To me the second Essay was perhaps the most valuable part of the entire book, offering through explanations on the Christian right, the Christian left, and Neo-Anabaptist's have historically (and continue to) tried to change the world. Hunter will eventually call these views as part of paradigms he'll label "Defense against, Relevance to, and Purity from". For those involved in politics, Christian Ministry, or Philanthropy his explanations are fair, detailed, and helpful to see what people believe, how they got there, and the strengths and weaknesses of their position, as far as it comes to "changing the world." It is a helpful reference and builds some compassion for those friends or opponents you don't quite understand; you may not agree with them, but here's what they're thinking.
In his Third Essay, Hunter unpacks the idea that while we often look to politics as a way forward to change our world and culture around us, this will be entirely inefficient and overall ineffective in the long run. Instead, he'll argue that what we need is a "faithful presence" in the world around us; wherever that may be. His argument in essence is that culture almost never has been changed from the bottom (the masses; unlike those seen as key "culture makers" such as key politicians and celebrities) up, and so the church should stop trying to tell Her members that they can change the world if they try hard enough, one person at a time. This leaves Christians frustrated, burnt out, discouraged, and ultimately defeated, possibly even questioning what God can do.
Instead, we are to represent Christ by honoring him with our lives, but also in working for the betterment of all - especially the weak, broken down, and forgotten, "enacting shalom and seeking it on behalf of all other through the practice of faithful presence," Through living through love and serving others, we are committed to the welfare of others, even when times are tough, as an act of worship. Through this, friends and neighbors may come to worship Christ as Savior, which is a magnificient thing. But this is also being actively involved in bringing the kingdom of God here on earth, and shows a Gospel and a theology that isn't self-focused; a rare and beautiful thing in the world.
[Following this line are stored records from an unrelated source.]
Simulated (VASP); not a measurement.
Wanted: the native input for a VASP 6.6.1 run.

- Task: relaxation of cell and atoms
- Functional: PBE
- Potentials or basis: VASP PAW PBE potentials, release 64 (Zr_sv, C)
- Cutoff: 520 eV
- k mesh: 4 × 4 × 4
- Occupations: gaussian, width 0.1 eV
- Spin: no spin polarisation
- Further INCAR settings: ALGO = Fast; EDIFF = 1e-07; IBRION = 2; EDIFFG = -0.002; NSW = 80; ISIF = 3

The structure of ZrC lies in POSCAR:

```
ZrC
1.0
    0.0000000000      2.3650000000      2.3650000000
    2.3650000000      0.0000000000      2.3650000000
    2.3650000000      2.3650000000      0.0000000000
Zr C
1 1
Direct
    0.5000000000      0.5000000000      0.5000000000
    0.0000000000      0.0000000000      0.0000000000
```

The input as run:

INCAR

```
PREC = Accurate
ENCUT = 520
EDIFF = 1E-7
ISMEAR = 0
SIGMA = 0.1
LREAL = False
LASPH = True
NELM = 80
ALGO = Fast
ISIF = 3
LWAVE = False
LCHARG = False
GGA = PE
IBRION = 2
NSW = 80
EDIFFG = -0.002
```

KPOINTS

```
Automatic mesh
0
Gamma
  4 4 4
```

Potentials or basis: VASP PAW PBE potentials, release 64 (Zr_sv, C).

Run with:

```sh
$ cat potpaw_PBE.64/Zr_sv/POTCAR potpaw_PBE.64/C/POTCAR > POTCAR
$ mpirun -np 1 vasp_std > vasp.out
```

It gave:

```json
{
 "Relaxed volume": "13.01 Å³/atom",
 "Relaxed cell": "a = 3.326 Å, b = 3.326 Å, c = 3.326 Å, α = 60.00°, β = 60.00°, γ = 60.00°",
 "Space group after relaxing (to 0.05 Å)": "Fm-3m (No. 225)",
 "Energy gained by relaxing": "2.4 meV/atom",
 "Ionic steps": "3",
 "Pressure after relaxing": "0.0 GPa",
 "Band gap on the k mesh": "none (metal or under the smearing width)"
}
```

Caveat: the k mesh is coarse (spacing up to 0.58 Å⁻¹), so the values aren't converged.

At the end, his argument is that our goal as Christians is not to make America a Christian culture, but instead to live as Christians in the culture we find ourselves - perhaps a harder point. Most of us will likely find that we can't change the culture, but we can affect the world we live in, and we're called to do so.
I've tried to hit the high points without giving away too much, and hopefully I haven't failed in both areas. It was insightful, educational, encouraging and convicting, and left me with much to think and chew on, even where I may have not entirely agreed with Hunter. It may challenge some of your assumptions and worldviews on politics and change, too.
Overall, I would highly recommend this book to almost all, with the warning that it's tough going for some of it, and it may not lead you where the title suggests. But sometimes, that's a good thing too :)
Ironically, it is in the very stated goal of the book (a presentation of a new "possibility" of Christian presence in the West) that the author falls short. His explanation of a new, fourth way, a "Faithful Presence" in the culture, does little more than to reiterate a cultural approach that has always been present in faithful believers in the culture. (He notes, as examples of the Faithful Presence, car dealerships that seek a fair, equitable compensation package for their employees, businessmen funding private schools in low-income neighborhoods, art gallery owners funding the art showings in low-income areas of Washington, DC, etc.) It is not that the author's solution, a Faithful Presence, is untrue. It is simply that it is not new, as he exemplifies in his excellent application of Jeremiah 29:4-7 (exiles seeking the peace and prosperity of the host nation). While his application is not new, it is a powerful reminder of a biblical, more powerful opportunity of impact in our culture than the pathetic culture wars still being fought by the old school Religious Right, or the antiquated liberalism, some of which is now being adopted by the current "seeker-friendly" churches, and many "emergent" churches.
All in all, this is a fascinating read, well worth the investment of time. However, if you are interested in a simple, biblical approach to current faithfulness in the culture that does not involved political war-making--go straight to the final section of the book. If you are interested in reading about what has gone wrong, and what is presently going wrong, with current mainline liberal and conservative religious moments in American, dive in at its first pages.
We need more books like this that begin to not just critique biblical faith and the churches culpability in the demise of biblical faith in America but a fresh perspective on how to extract the western mindset out of the biblical faith so that we can live faithfully as exiles in a foreign land seeking its welfare as a prophetic community that points toward the New Jerusalem.